What Now?
On finishing university, moving home, and the uncomfortable freedom of not knowing what comes next
Fashion lovers, hi, and welcome back to a new piece after taking a week off to settle into what suddenly feels like a completely different life.
Over the past few weeks, everything has changed at once. I have finished university, moved back to my home country after three years in London, moved into my own apartment, and started thinking seriously about what I want my adult life to look like. Even writing that feels strange because for so long, university was the plan. There was always another semester, another deadline, another version of life that already existed in front of me. Now, for the first time in years, everything feels open.
It is strange how quickly major life changes happen. One day you are submitting assignments and planning your week around lectures, and the next you are surrounded by moving boxes, applying for jobs, and trying to build a new routine in a city that used to feel familiar. I think that has been the biggest adjustment for me so far. Oslo is home, but I have not lived here in three years, and I am not the same person who left for London at nineteen. Returning feels less like going backwards and more like arriving somewhere new with an older version of myself.

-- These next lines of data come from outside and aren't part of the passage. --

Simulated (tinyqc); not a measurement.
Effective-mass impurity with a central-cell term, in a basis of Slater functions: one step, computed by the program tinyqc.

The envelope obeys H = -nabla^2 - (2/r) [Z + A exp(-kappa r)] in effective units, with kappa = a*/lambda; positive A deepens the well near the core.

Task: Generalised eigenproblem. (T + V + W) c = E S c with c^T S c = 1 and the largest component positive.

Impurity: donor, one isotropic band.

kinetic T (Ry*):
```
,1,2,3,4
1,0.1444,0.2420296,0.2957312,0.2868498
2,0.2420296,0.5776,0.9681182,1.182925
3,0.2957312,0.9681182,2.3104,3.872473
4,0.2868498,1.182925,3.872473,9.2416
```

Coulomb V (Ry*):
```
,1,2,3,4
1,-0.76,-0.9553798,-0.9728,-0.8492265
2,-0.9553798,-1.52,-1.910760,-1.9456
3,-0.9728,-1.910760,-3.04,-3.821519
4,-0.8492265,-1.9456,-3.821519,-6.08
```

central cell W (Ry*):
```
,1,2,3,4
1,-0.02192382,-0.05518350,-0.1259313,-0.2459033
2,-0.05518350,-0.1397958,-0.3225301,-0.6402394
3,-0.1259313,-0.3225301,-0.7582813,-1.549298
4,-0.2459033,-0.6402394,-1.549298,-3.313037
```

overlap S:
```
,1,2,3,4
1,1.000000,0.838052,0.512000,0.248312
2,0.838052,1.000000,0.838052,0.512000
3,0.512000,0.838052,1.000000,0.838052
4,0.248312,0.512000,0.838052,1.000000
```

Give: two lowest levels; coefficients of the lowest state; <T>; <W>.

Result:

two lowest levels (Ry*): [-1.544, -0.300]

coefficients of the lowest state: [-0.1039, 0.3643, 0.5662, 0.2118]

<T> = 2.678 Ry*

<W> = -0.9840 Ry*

London will always feel like a second home to me. The past three years shaped me in every possible way, and I cannot imagine becoming the person I am now anywhere else. It gave me independence, confidence, friendships, experiences, and a version of myself that I do not think I had fully met before moving there. At the same time, I started feeling ready for something different. Not because I stopped loving London, but because I wanted to experience adulthood outside of student life. I wanted to build a life that felt more permanent, more grounded, and more connected to the people around me.
Moving home has also felt different this time because I am not moving back into my childhood bedroom. I am moving into my own apartment, creating my own routines, and entering a stage of life that feels much more independent than anything before. There is something exciting about knowing that your life is entirely yours to shape. At the same time, that freedom comes with a level of uncertainty that nobody really prepares you for.
For years, life has been structured for us. School leads to university, semesters are planned months in advance, and there is always a clear answer to what comes next. Now there is no automatic next step. That is both the most exciting and the most uncomfortable part of this transition. Some mornings I wake up feeling motivated and completely ready to take on this next phase of my life. Other days, I feel slightly overwhelmed by how open everything suddenly is.
I have started going to meetings and applying for jobs, which has honestly been one of the most exciting parts of all of this. For the past year, I have constantly said that I cannot wait to start working and finally use everything I have spent years learning. There is something very motivating about stepping into rooms where university no longer feels theoretical. At the same time, there is also vulnerability in starting from the beginning again and not knowing exactly where you will end up.
I think a lot of people experience this period in a similar way, even if nobody talks about it honestly enough. There is so much focus on graduation being exciting and empowering that people rarely mention the uncertainty that comes with it. The reality is that finishing one version of your life before the next one has properly started can feel disorienting. You are no longer where you were, but you are not fully where you are going yet either.
Still, I think there is something refreshing about not knowing exactly what comes next. There is freedom in realizing that your life is not already decided for you. For the first time in a long time, the direction is entirely mine to choose. That feels intimidating, but it also feels like the beginning of something.
xx,
HM





So well written -change can feel overwhelming , even if it’s mainly positive 🤍!